Present: Sri A. K. Bhattacharyya, WBHJS (Retd.), President
Smt. S. S. Ali, LLB, Member
Judgment delivered on: 28-08-2012
JUDGEMENT
The facts giving rise to the instant case are as follows:
The complainants intended to purchase a Mini Truck of Tata make (WB-29/5958) for the sole purpose of maintaining their livelihood by self employment by utilizing the same themselves. The OP no.1 financed a sum of Rs. 3,98,000/- out of total value (Rs.4,71039/-) of the aforesaid Mini Truck. The rest sum of Rs.73,039/- was borne by the complainants which they paid to the dealer ‘French Motor Car Co. Ltd.’ including earlier deposit of Rs.33,000/-. It was settled between the OP no.1 and the complainants that the aforesaid loan would be repaid with interest to the OP no.1 in 45 monthly installments w.e.f. October 2004. The said vehicle was delivered to the complainants on 20.09.2004, but unfortunately, the said vehicle met an accident in the month of April, 2005 at Mangaldwari for which Panskura case being no. 06 of 2005 dtd. 11.04.2005 under 177 of M.V. Act against the said driver of the vehicle was initiated. The OP no.2 being the local agent of OP no.1 received a sum of Rs.1,500/- from the complainants on 26.04.2004 towards documentation charges as stated by him. The OP no.2 also received Rs.13,000/- on 14.07.2004 and further Rs.10,000/- on 17.07.2004 as initial deposit for the purpose of financing the said vehicle prior to said transaction in between the OP no.1 and the complainants. Due to the accident the complainants could not make payment of the due installments in time for which the complainant no.1 by his letter dtd. 13.06.2005 gave an undertaking to make payment of due installments after repairing of the vehicle in question. After repairing works the vehicle was put to road during the fag end of June, 2005. On 02.07.2005 when the vehicle (after repairing) was running through NH6 road near Sankrail, it was taken away forcibly by the personnel of OP no.1 from the driver of the vehicle, without any prior notice and was kept in their custody by way of repossession.
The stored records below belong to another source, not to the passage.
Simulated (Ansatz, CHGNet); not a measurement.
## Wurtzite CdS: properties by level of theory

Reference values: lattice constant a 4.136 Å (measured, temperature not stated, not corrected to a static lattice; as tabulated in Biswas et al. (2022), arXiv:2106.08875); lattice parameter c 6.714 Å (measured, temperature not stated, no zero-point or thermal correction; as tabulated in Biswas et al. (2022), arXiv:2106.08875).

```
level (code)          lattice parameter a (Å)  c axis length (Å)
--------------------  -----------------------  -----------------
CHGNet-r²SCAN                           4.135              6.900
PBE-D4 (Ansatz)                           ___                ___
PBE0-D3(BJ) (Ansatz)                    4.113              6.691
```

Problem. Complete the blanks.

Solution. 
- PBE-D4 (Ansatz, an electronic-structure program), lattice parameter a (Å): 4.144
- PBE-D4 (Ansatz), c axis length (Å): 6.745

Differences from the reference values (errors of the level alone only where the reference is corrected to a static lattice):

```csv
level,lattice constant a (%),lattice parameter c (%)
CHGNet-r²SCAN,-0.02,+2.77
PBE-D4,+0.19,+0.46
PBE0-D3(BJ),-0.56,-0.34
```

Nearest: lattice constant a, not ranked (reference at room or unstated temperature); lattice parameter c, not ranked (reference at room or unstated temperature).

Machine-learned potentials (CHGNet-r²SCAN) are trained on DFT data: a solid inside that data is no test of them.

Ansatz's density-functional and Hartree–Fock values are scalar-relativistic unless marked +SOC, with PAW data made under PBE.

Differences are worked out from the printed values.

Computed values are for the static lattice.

The OP no.1 did not return the vehicle inspite of receiving a further sum of Rs.73,000/- by an A/c Payee cheque being no. 0904430 dtd. 13.09.2005 from the complainants towards the due installments, rather the OP no.1 indulged in falsehood with a request to ‘Dey Automobiles’ for releasing the vehicle in question by their letter dtd. 22.11.2005 though the vehicle had already been sold without any notice to the complainants causing sufferings to the complainants - both financial loss as well as mental stress and agony. Hence, the instant petition of complaint seeking various relief as per prayer of the complaint.
The complainants in support of his case filed the following documents:
- Customer Proposal – 4 sheets (Exbt.-1 and Exbt.-2)
- Release Letter dtd. 22.11.2005
of Magma for return of vehicle(Exbt.-3)
in question
- Cash Receipts (Exbt.-4 to 12)
- Letter dtd. 11.07.2005 of Magma (Exbt.-13)
- Letter dtd. 30.04.2007 of Magma (Exbt.-14)
- Letter dtd. 01.02.2005 of Magma (Exbt.-15)
- Cash receipt dtd. 26.06.2004 (Rs.1500/-), dtd. 14.07.2004 (Rs.13000/-)
Dtd. 17.07.2004 (Rs.10000/-) in one sheet, etc.(Ext. 16)
- Photocopy of Cheque dtd.13.09.2005 in favour of Magma (Rs.73000/-) etc.
Both the OPs contested the case by filling separate W/V denying all material allegations made against them by the complainants. It is stated interalia by the OP no.1 that the case is not maintainable and that OP no.1 repossessed the vehicle in terms of the agreement entered into by and between the OP no.1 and the complainants and then sold the above vehicle. Hence, they prayed for dismissal of the case.
The OP no. 1 filed photocopy of Hire Purchase Finance Agreement dtd. 10.09.2004 including 2 schedules and photocopy of order of Arbitrator etc. in support of their contentions.
The OP no.2 stated interalia that all the amount, received by him as an agent of OP no.1, from the complainants, had been deposited in time with the OP no.1. and that he is not liable in this matter.
It appears from the record that the ex-parte order passed by this forum on 09-07-2008 was set aside and the case was remanded back by the Hon’ble State Commission, West Bengal in order to enable the contesting parties to adduce evidence and counter evidence and for cross-examination. Thereafter, the complainants adduced evidence by filing his affidavit-in-chief and was cross-examined by the other side. Documents were marked as Ext. 1 to 16 on behalf of the complainants. Evidence-on-Affidavit on behalf of OP no. 1 was filed and authorized signatory on behalf of the OP no. 1 namely Mr. Shyam Lal Dutta was examined as OPW-1. Questionnaire was filed by the complainants and reply thereof was given by the OP no. 1. No evidence is adduced on behalf of OP no. 2.
Points for consideration
- Whether the case is maintainable in its present form and in law?
- Whether there is any deficiency in service on the part of the OP parties?
- Whether the complainants are entitled to get any relief as sought for?
Decisions with reasons
Point nos. 1 to 3:
All these points are taken up collectively for the convenience of discussion. Moreover, they are inter-connected.
We have perused the record of this case and considered the matter in the light of the averments advanced by the counsels of both sides and also the documents produced on record by the parties and evidence adduced by the parties.
Admitted position is that the OP no. 1 financed a sum of Rs. 3,98,000/- to enable the complainants to purchase the vehicle in question i.e. TATA 407 Mini Truck bearing no. WB-29/5958 upon execution of an agreement in between the parties. As per said agreement, the complainants were supposed to repay a sum of Rs. 5,19,160/- in 45 installments.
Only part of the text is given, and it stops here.